The April issue of MSDN Magazine includes an intriguing feature (Context-Aware Dialogue with Kinect) that explores the unique capabilities of the Kinect for Windows SDK. Leland Holmquest, now an Enterprise Strategy Consultant with Microsoft, created a Kinect-enabled Windows Presentation Foundation application as part of his PhD coursework at George Mason University. The result, called Project Lily, is a virtual office assistant driven by context-aware dialogue and multimodal communication.
I caught up with Leland earlier this month and asked him a few questions about Project Lily and his experience writing his feature for MSDN Magazine.
Michael Desmond: What motivated you to write about developing a Kinect-enabled application, and what sort of challenges did you encounter?

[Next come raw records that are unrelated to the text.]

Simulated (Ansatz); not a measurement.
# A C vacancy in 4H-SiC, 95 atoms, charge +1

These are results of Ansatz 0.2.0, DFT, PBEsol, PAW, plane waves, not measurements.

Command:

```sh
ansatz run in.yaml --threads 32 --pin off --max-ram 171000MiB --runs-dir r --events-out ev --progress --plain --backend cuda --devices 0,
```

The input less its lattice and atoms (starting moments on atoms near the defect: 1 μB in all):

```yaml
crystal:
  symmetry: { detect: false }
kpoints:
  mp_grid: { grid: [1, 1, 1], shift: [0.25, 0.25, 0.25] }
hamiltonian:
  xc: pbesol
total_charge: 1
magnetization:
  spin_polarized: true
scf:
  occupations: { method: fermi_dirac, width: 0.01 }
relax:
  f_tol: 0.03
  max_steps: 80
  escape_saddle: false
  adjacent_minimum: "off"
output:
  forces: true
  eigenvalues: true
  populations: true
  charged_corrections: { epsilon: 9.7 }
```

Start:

Leland Holmquest: I was taking a class (CS895: Software for Context-Aware Multiuser Systems) at George Mason University, taught by Dr. João Pedro Sousa, as part of my PhD in IT course work. The basic idea behind the course was to understand the significance of context and how it can be incorporated into a multi-user setting. As with most graduate level course, the class concluded with a demonstrable project to showcase the concepts learned throughout the course.
The normal project for this course was to develop an Android phone application that made use of context (sensing external data such as location, direction heading, etc.). One of my biggest handicaps at GMU is that everything is bent towards Java — not the best environment for a MCPD!. I approached Dr. Sousa and asked if he had heard of Kinect and pitched the idea of Lily. Fortunately for me, Dr. Sousa was very excited about the concept and encouraged me to run with it.
I am not an avid gamer, but the Kinect games have provided me and my family hours of entertainment. I was very excited when the Kinect for Windows SDK came out and wanted desperately to “play” with it. This course gave me the idea and the additional motivation of wanting a good grade (I got an A+ for the course!).
MD: Tell us a bit about your background. How did your experience as a working programmer factor into your work on this feature?
LH: At the time I developed Lily, I was working at the Naval Surface Warfare Center Dahlgren Division as a rare commodity — a government employee who develops software. Specifically, I worked software solutions in SharePoint, mostly along the vein of knowledge management. I also wore the hat of KM Lead for the base in an effort sponsored by our CIO Steve Eckel. I have been programming in .NET since 2004 or so and recently earned the Microsoft Certified Professional Developer (MCPD) certification.
Because of my background and due to the excellent job of creating the API that the guys in Microsoft Research had done, learning to program the Kinect was amazingly straight forward, in my opinion. I was really nervous getting started, but I used the content on the Kinect for Windows Web site and found Channel 9 especially useful (the video walk-throughs were fabulous), and quickly got the hang of the basics.
Since then (and after submitting my article to MSDN Magazine) I have taken on a new position as an Enterprise Strategy Consultant with Microsoft. I am currently assisting the US Army in creating an enterprise SharePoint called the Enterprise Collaboration Service.
MD: What were some key challenges or issues you had to overcome to complete your project?
LH: One of the key concepts in my application is the switching in and out of grammars in the speech recognition engine (SRE) to match the context of the on-going dialogue. I was worried that this process would take too long to make it practical. I was wrong. As long as you keep the individual grammars to below 300 phrases (which is a requirement anyway) the system is quite responsive.
Because I used the Kinect for Windows SDK Beta2, I had one issue that I had to overcome — closeness to the Kinect. You needed to be at least 4 feet away from the Kinect unit. I didn’t always have the room necessary to allow the Kinect to “see” my whole skeleton. If Kinect doesn’t see the whole skeleton or can at least interpolate the whole skeleton, then it goes inactive and you can’t get a handle on the joints.
To overcome this, I purchased a set of lenses from a third party (Nyko Zoom) that allowed for a closer range. But this interjected a really fun problem. The lens creates a fisheye effect. So when the person’s body is in just the right configuration, the arms would really elongate which made interacting with elements on the WPF application a little flaky. With the release of the Kinect for Windows SDK v1.0, they have incorporated a “near mode” that is a better solution.
A personal issue that I had (and continue to have) is using the depth stream to model a 3D environment. I do not have the background for this. Every time I would get my head around the concept, when I went to implement it, it would break apart like a whiff of smoke. The capability is there. Just check out the videos on Channel 9 or YouTube — people are doing amazing things modeling in 3D using Kinect.
So far I just haven’t been able to get my head in the right place. But I am going to keep trying because there are some cool things that I want to do!